By Allyana Belen,
Domestic News Writer
Microsoft has decided to take a stand against the federal government, claiming that the government has been violating the constitution through its repeated and continued practice of looking at the data of Microsoft consumers.
In addition, they claim that the federal government prevented their company from informing their clients about the government’s accessing of the clients’ personal information.
This has shined a spotlight on the debate of what electronic data is protected by the United States Constitution as well as whether or not individuals should be informed that the government has been granted permission to access their online personal data including emails and cloud storage.
On the other hand, these actions by agents of the federal government were granted approval by federal judges in 2600 cases. Out of the 2600 cases, around 1700 cases have the stipulation that the customers, whose information was searched and analyzed by federal agents, can never be told about the search. Even a number of years after the search Microsoft is not allowed to tell these customers, due to the fact that these judicial decisions bear no expiration date.
The following quotation is a statement directly taken from Microsoft’s lawsuit, as documented by CNN News,“Microsoft brings this case because its customers have a right to know when the government obtains a warrant to read their emails, and because Microsoft has a right to tell them.”
It is important to know that this statement expands upon the term, client data, and directly reveals that the government has been accessing customer emails and any data uploaded to the Microsoft’s cloud data storage. Furthermore, the statement clarifies what the lawsuit is based on. Microsoft is fighting for the ability to tell their customers when the federal government has had permission to access any of their Microsoft-related applications.

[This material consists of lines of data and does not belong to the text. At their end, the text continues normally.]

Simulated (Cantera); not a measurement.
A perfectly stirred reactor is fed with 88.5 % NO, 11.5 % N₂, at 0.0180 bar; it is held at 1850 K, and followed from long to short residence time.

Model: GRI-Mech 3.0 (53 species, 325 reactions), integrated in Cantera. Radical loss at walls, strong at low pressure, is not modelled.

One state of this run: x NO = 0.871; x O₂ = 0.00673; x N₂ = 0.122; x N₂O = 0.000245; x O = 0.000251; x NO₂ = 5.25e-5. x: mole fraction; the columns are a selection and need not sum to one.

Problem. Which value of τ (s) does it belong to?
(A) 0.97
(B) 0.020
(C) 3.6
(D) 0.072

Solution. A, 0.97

In 1986, the Electronic Communications Privacy Act was enacted, its overall purpose is to protect certain forms of electronic communication from being accessed by the federal government with proper authorization. The question now centers on the meaning of “proper authorization”. From Microsoft’s perspective, “proper authorization” is more than just a federal court order; it is the informing of these individuals that their information will be accessed, and perhaps, more importantly, for what reason is their information being accessed.
It is common knowledge that in order for police to search through someone’s home, they must obtain a warrant prior to the search. With Microsoft’s lawsuit, they argue that this practice should be expanded to include electronic communication and other forms of personal electronic data, has arisen.
Attorney Alex Abdo of the American Civil Liberties Union makes the following statement regarding the lawsuit which was quoted by CNN News, “One of the most basic promises of our Constitution is that the government must notify you when it infringes your rights. For years, the government has skirted that obligation by seeking sensitive data from tech companies without providing notice.”
Attorney Abdo indicates that the government has not only performed enabled this practice with Microsoft but also with other technological companies and that a search through electronic data is so easy for federal agents to perform without anyone knowing.
And these so-called “basic promises of our Constitution” can be related back to the Fourth Amendment which provides American citizens with protection against “unreasonable searches and seizures.”
The agents of the federal government do have the opportunity to utilize a loophole known as the “third-party doctrine.” If an individual allows access to a third party of their personal online data, then the federal government can access this information without contest.
This loophole could apply to emails and other forms of social media. But the question remains if this loophole applies to cloud storage.
In fact, Microsoft specifically highlights cloud storage access in its lawsuit, as documented by Reuters,“People do not give up their rights when they move their private information from physical storage to the cloud…[the federal government] has exploited the transition to cloud computing as a means of expanding its power to conduct secret investigations.”
Therefore, this debate over what online data is protected under the Constitution boasts complexity. On one hand, technology has made information more accessible and, in some domains, public.
While, the other camp complains that online storage is not a public domain and is utilized by individuals for private, protected storage of information. Moreover, Microsoft’s lawsuit indicates the need for clarity within US legislation regarding the need for federal agents and police officers to inform those individuals whose online information they have accessed in relation to an on-going investigation as in the case of home searches.
A version of this article appeared in the Tuesday, April 26th print edition.